Then it came, the most gorgeous cheese steak in Denver, a Baconator. 6 Strips of bacon infused with mushrooms, cheese, and of course, loads of yummy steak. I got fries on the side, and could not finish them. The perfect mix of bread, salt, pork, beef and cheese, I have to totally give the new cheese steak a 5 star approval. There is a 9 inch version as well, and for those bird like hipsters, you may even have to split that! The fries were a perfect golden brown as well, not that flash fried crap we get everywhere else in Denver. Oh, and these are real fries, 1/4 inch cut, crispy and perfect with or without ketchup. I might have to add jalapeños to the bacon next time. I love the view too, people watching is perfect off the corner, and I actually had to run outside halfway through the meal to say hello to my friend Kristie and her perfect dog, Parson. Neighborhood food is always the best food.

I could not help myself, I just wandered around in a meat filled daze for ten minutes afterwards, standing outside and smoking a square. I went back in and shook hands with the men who can make the real deal. I unhooked my bike from the rack out front, and with a heavy sigh of fullness, I mounted up and cruised down Pearl. I then proceeded to go up the incline on 14th until my heart started beating and my breathing was harder to work off a little of that amazing sandwich. Go give Ted’s another shot, Jack has things well in hand, and though he has the starting man’s blues, his cheese steaks are already the polished perfection we have come to know and love.

Beef Brisket – The Tragedy and the Drama

Coals ready in ten minutes!

I’m born and raised from Houston, Texas, USA, and I know a good brisket when I taste one. A lot of southerners and BBQ fans love to wax poetic on a good slab of ribs, I find them something decent to eat, but lacking in the most exciting categories of BBQ, mainly, the category of taste. I do like a good slab, but they are desperately lacking in the one thing that can impress a true connoisseur of meat, and that is massive chunks of dripping flavor. A good brisket not only feeds 12, but can set a poor family up with one of the most exotic and filling meals they will ever know, and for much less than the lowly pork ribs. I  learned to cook these massive chunks of beef chest with hands on teaching, first, I was just there to make sure the coals did not flame, but eventually I was left with the entire brisket, from beginning to end product, steaming and smoked just right, with no sauce on it, and a tender and lovely texture that only comes from slow steady cooking in a 55 gallon drum. I eventually learned of the idea behind cooking a brisket over low heat for a long period of time, and that is that the collagen inside the brisket must be turned soft with time, basically turning hard tough strings of connective tissue into gelatinous flavor holders, and the tough muscle relaxes into a dreamy state of taste and fat. I have cooked several briskets over family get-togethers, and sometimes it was an exercise in patience, as you cook for hours, to keep the more excited members from cutting all the tasty bits off the ends. A good brisket is beautiful thing, and I have found that it is almost nonexistent at higher elevations, where low humidity and low air pressure make it impossible to do without a large wet smoker. Oh, and as a add on note for you would be doers of the god of BBQ, do NOT cut off the fat, oh Jesus wept.

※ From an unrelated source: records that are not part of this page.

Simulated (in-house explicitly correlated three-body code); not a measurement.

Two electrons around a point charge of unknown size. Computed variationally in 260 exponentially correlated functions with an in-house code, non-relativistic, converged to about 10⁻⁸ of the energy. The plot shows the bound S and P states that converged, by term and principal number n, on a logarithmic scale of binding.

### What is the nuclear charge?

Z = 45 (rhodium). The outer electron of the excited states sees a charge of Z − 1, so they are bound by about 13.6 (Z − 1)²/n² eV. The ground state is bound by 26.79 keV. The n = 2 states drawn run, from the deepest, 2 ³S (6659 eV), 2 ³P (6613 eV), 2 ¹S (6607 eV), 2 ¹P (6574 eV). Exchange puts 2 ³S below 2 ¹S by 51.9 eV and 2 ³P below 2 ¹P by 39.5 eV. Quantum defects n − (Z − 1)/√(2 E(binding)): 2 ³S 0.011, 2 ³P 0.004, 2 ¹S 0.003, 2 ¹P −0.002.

This brings me to the tragedy of my endeavors, I live in the mile high city of Denver, and pork is the supreme meat of the BBQ. I totally understand, it is much easier to cook, it does not have the problems of collagen and is usually easier to cook in smaller portions, so it all makes sense for me, but it does not replace my savory beef god. I was at a total loss for ever finding the taste of my homeland, the song of my people, until I found a little place reviewed in my local rag called Jabo’s. Jabo is from northern Louisiana, and that makes him kin in cooking, the more creole side, the less cajun side, more like Houston, less like New Orleans, as far as cooking is concerned. I was excited, I put 100 US in my pocket and cajoled  my eating companion that this would be the place to go, that here we would find my search ended.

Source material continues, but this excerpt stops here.